The tools being used¶
Ruff¶
Ruff is black+flake8+isort+pyupgrade all in one. ruff format
is mostly “black” and ruff check
is all the rest. It only needs a bit of config in pyproject.toml.
$ pre-commit run --all # Yes, this runs ruff, too
What ruff actually does depends a lot on the configuration in pyproject.toml. Especially the configured checks. Do you want your python code upgraded to a newer syntax with f-strings? Automatic complexity checking?
You can run it on the commandline if you have it installed globally and you can install the ruff plugin for vscode that automatically formats your code when you save it.
$ ruff format # Just the "black" visual part
$ ruff check # Syntax checks
$ ruff check --fix # Safe fixes for syntax errors
Pytest¶
Pytest is the best test runner. Nicer to work with than python’s standard unittest
framework. Tests are discovered automatically when they’re called test_*.py
and they work with simple assert
statements. Just look at the test of nens-meta itself. Ask a programmer about a quick demo or read the Pytest documentation.
(.venv) $ pytest # Note: activate the virtualenv!
(.venv) $ pytest -l # Show local variables when there's an error
(.venv) $ pytest -x # Stop immediately upon the first error
Everything (like vscode) that recognises a virtualenv should be able to run pytest out of the box.
Coverage¶
TODO, resurrect “createcoverage” for this.
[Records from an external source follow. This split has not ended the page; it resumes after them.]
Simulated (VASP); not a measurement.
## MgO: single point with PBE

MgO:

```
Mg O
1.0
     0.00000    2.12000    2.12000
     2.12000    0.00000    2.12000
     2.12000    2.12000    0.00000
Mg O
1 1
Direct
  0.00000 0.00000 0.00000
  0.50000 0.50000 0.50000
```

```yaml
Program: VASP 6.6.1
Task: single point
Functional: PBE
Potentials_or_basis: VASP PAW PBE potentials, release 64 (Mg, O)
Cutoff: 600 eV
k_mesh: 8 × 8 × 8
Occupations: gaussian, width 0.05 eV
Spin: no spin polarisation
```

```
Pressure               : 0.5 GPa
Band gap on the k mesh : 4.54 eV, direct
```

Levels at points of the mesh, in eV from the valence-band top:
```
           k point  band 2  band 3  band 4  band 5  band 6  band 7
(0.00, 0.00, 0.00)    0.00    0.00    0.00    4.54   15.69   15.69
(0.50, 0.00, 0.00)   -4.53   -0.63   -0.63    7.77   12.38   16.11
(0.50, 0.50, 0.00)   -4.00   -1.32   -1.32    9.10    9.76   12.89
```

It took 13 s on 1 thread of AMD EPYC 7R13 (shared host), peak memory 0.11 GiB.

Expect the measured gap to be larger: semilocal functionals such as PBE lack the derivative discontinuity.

Configured in pyproject.toml
, run via tox -e coverage
. Shows the coverage as a textual summary and generates htmlcov/index.html
for a nice visual representation.
If configured to do so, coverage will warn you if the coverage is lower than the configured minimum level. In .nens.toml, the minimum_coverage
setting in [tox]
can be set for this.
Pre-commit¶
Pre-commit is the tool to run all sorts of checks and formatters on your code. The big advantage is that pre-commit itself handles the installation of the checkers and formatters so that you don’t have to. Everything is done for you.
$ pip install pre-commit # One-time global install
$ pre-commit run --all # Just run this in every project
Optionally you can insert it into your git workflow with pre-commit install
, then pre-commit will run and will check your files before adding them to a commit. That’s something for the “hard-core” programmers, probably, as when there’s an error, getting past it might be a tad tricky.
Pre-commit runs everything from ruff to spaces-at-the-end-of-lines checkers to yaml/toml syntax checkers. The configuration happens in .pre-commit-config.yaml.
Ansible-lint¶
When an ansible/
dir is found, ansible-lint is added to the pre-commit config.
See requirements.yml for necessary configuration.
Github actions¶
In the main/master
branch and in pull requests, a nens-meta
github action is automatically run. At least pre-commit. If you’re a python project also pytest. If you’ve configured coverage, that too.
The way everything is set up hopefully makes working with this kind of checks easier and more comfortable.
If you need more: you can have nens-meta ignore the workflow file and customize it fully. And you can always add a second workflow file next to it.
Dependabot¶
Dependabot is a service build into github. It does a lot of things. nens-meta currently only uses it to update the versions of actions used in the github action workflow steps.
In the future, proper python/javascript dependency checking could be added. Though you can always enable it yourself if you want, of course.